Fernando Rubio’s EVERYTHING BY MY SIDE offers an intimate, personal experience September 26-28 in Hudson River Park as part of Crossing the Line festival (photo by twi-ny/mdr)
Update: For Everything by my side, Argentinian artist Fernando Rubio has set up seven white beds in a horizontal row at the southwest end of Hudson River Park’s Pier 45. Directly behind the beds and across the water are downtown Manhattan and the Freedom Tower, with New Jersey off to the west. As the piece begins, seven actresses (Nanda Abella, Lenora Champagne, Kate Douglas, Rachel Lin, Hannah Mitchell, Rebecca Robertson, and Jessica Weinstein), dressed in white, walk slowly to their respective beds, sit down, pause meditatively, then crawl under the covers. Then seven audience members, instructed to remain completely silent throughout the performance, are each assigned to one of the beds, and in unison they walk over, take off their shoes, and get under the covers as well. Each actress then relates a scripted story, told in four parts in the second person, exploring good and bad childhood memories. The dialogue is general enough that it can evoke real, powerful memories in the listener — at least it did in me, as Douglas (a singer and musician who is also currently appearing in the interactive, immersive Sleep No More at the McKittrick Hotel) guided me to recollections that were both sad and happy and wholly unexpected. For most of the time, we looked deep into each other’s eyes, studying each other’s faces, making for a deep, intimate experience despite the very public setting. For those moments, it was as if we were the only two people in the world, especially as she stroked my face and placed a hand gently on my chest. (Although we could have done without the shrill, noisy Water Taxi that passed by at an inopportune moment.) For a few minutes, a warm, caring connection was made between complete strangers, but it’s likely to be different for each person, as some other audience members spent the duration of the performance on their back, eyes closed, and also had strong emotional reactions, while others reported little effect. As with most interactive theater pieces, the more you open yourself mentally and psychologically, the more you can get out of it. I ended up getting a whole lot out of Everything by my side, which I’m extremely thankful for.
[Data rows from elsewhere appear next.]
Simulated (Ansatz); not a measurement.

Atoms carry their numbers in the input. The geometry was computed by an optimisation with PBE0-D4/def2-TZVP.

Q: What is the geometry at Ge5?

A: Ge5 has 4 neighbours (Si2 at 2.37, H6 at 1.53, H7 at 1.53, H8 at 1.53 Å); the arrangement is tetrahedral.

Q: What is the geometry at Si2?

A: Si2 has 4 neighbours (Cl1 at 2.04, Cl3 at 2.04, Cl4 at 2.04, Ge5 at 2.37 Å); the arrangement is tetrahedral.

French filmmaker Mia Hansen-Løve’s third film is an infuriating yet captivating tale that runs hot and cold. Goodbye First Love begins in Paris in 1999, as fifteen-year-old Camille (Lola Créton) frolics naked with Sullivan (Sebastian Urzendowsky), her slightly older boyfriend. While she professes her deep, undying lover for him, he refuses to declare his total dedication to her, instead preparing to leave her and France for a long sojourn through South America. When Camille goes home and starts sobbing, her mother (Valérie Bonneton), who is not a big fan of Sullivan’s, asks why. “I cry because I’m melancholic,” Camille answers, as only a fifteen-year-old character in a French film would. As the years pass, Camille grows into a fine young woman, studying architecture and dating a much older man (Magne-Håvard Brekke), but she can’t forget Sullivan, and when he eventually reenters her life, she has some hard choices to make. Créton (Bluebeard) evokes a young Isabelle Huppert as Camille, while Urzendowsky (The Way Back) is somewhat distant as the distant Sullivan. There is never any real passion between them; Hansen-Løve (All Is Forgiven, 
In 1965, French Nouvelle Vague auteur Agnès Varda said about her third film, Le Bonheur, which translates as Happiness: “Happiness is mistaken sadness, and the film will be subversive in its great sweetness. It will be a beautiful summer fruit with a worm inside. Happiness adds up; torment does too.” That is all true nearly fifty years later, as the film still invites divided reaction from critics. “Miss Varda’s dissection of amour, as French as any of Collette’s works, is strikingly adult and unembarrassed in its depiction of the variety of love, but it is as illogical as a child’s dream,” A. H. Weiler wrote in the New York Times in May 1966. “Her ‘Happiness,’ a seeming idyll sheathed in irony, is obvious and tender, irresponsible and shocking and continuously provocative.” All these decades later, the brief eighty-minute film is all that and more, save for the claim that it is illogical. In a patriarchal society, it actually makes perfect, though infuriating, sense.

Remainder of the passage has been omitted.